The Wattle Park Chalet was built in 1928 as a tea-house and function venue. It is an elegant structure in the rustic Tudor style of English architect Sir Edwin Lutyens. The Wattle Park Chalet was designed by Alan Monsborough, an architect employed by the Melbourne & Metropolitan Tramways Board, and is located at the centre of Wattle Park. The timber beams used for building the chalet were recycled from other, earlier structures; the roof slates came from the former Yarra Bend Asylum ; the bricks came from cable tram engine-house chimneys; and the stonework was recycled from derelict drystone walls. The front porch was added later, in 1937.

The chalet is believed to be the oldest continuously running wedding venue in Melbourne; [ citation needed ] and is an example of a building constructed by a public utility, largely from recycled materials.

The construction of the chalet involved several sub-contractors. Unions stopped construction work on 7 March 1928, demanding that all workers on the site be paid at construction industry rates, rather than the 'mixed rate' of tramways workers. Work resumed approximately four weeks later at the same pay rate but on the understanding that the issue would be revisited.

Wattle Park

Two smaller single-storey wings branch off the chalet's main hall. The west wing originally contained the caretaker's residence, and the east wing contained the kitchen and kiosk. Between the wings was a paved courtyard. The paving was recycled from the former tramway engine house on Alexandra Avenue and old cable tram sheds.

A large proportion of the park is recorded as a registered place by Heritage Victoria, added in 1992 to the statutory Victorian Heritage Register, and the National Trust of Australia also added the park complex, including the Chalet and associated structures, to its non-statutory heritage list.
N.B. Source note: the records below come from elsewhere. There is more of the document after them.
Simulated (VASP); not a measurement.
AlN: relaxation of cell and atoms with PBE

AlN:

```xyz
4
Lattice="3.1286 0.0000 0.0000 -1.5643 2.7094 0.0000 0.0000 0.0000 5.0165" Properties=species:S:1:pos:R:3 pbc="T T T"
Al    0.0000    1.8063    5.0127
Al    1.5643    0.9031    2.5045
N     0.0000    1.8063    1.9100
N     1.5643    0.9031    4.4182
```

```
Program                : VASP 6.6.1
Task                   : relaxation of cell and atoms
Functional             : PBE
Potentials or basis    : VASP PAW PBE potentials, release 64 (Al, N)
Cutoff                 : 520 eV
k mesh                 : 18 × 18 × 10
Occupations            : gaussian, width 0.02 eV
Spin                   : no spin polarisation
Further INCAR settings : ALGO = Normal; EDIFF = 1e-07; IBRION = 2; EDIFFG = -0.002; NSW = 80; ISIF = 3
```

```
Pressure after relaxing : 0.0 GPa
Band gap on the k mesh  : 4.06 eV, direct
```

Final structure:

The " Lone Pine " tree growing near the main carpark is listed on the National Trust's Significant Tree Register, being one of the country's few original Lone Pines. The tree was grown from the seed of a cone collected by one of the Australian soldiers involved in the Gallipoli Campaign from the lone pine tree in Gallipoli, Turkey as a reminder of this notable battle and the ANZACs' involvement in World War I. Planted in Wattle Park on 8 May 1933 at the Trooping of the Colour by the 24th Battalion, the tree was the first Lone Pine to ever be publicly planted as an ANZAC memorial, pre-dating the one planted at Melbourne's Shrine of Remembrance by a month, and the one at the Australian War Memorial in Canberra by seventeen months.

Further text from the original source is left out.